The Bible is written in three different languages (Hebrew, Aramaic and Greek) so running any sort of analysis would be difficult, and in any case I'm not sure what it'd tell us.

Running an analysis on the translation into English would rather depend on what translation you were using. For instance the King James Bible is rather heavy on the now-obsolete "thee/thou" forms, whereas a modern translation isn't.


Perhaps analyzing translations themselves would be fruitful. Compare them to other translations, or to other works by the same authors (for the translator-authors), etc.


The Quran uses the royal-we consistently. It's an entirely big fat condescending lecture cum morality tale.

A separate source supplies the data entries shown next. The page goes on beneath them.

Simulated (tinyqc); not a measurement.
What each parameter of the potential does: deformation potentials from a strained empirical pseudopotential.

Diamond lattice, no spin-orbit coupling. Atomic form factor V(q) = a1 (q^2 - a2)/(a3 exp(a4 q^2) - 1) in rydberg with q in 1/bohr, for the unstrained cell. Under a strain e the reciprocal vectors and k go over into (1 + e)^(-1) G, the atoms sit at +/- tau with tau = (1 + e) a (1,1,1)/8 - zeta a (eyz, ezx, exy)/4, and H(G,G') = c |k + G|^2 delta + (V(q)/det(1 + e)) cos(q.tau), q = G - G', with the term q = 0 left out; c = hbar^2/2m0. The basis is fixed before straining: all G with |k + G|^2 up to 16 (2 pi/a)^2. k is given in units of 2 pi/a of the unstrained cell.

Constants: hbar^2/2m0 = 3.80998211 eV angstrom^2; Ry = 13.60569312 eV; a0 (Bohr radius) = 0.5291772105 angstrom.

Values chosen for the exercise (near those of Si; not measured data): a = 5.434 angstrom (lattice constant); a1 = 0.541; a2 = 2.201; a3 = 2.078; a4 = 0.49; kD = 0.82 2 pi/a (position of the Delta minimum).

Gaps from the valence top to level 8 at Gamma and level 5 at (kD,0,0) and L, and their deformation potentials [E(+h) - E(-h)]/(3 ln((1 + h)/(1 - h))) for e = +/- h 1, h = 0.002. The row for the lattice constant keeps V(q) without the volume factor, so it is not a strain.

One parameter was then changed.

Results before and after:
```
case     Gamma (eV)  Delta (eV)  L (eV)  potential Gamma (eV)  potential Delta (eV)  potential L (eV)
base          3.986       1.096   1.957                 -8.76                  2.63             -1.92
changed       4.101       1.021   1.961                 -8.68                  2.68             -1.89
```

One of my favorite verses reads "We have created man in the greatest form, we then made him the most deformed" (speaking of decaying corpse)

لقد خلقنا اﻻنسان في احسن تقويم. ثم رردناه اسفل السافلين


No, poor mistranslation there. "We have certainly created man in the best of stature; Then We return him to the lowest of the low, Except for those who believe and do righteous deeds, for they will have a reward uninterrupted." "The Fig" 95:4-6


Thank you for the correction :-)

I'm not a believer but I read the Quran from time to time. Pretty potent stuff. The imagery is rich!

انا صببنا الماء صبا، ثم شققنا اﻻرض شقا. فأنبتنا فيها حبا، وعنبا وغضبا، وزيتونا ونخلا


Until I'd read that I'd not realised what a powerful play the royal we is. It's an attempt to craft the identity of the listener into the project of the speaker. In its own way a hack - it makes for our reasoning via our language processing.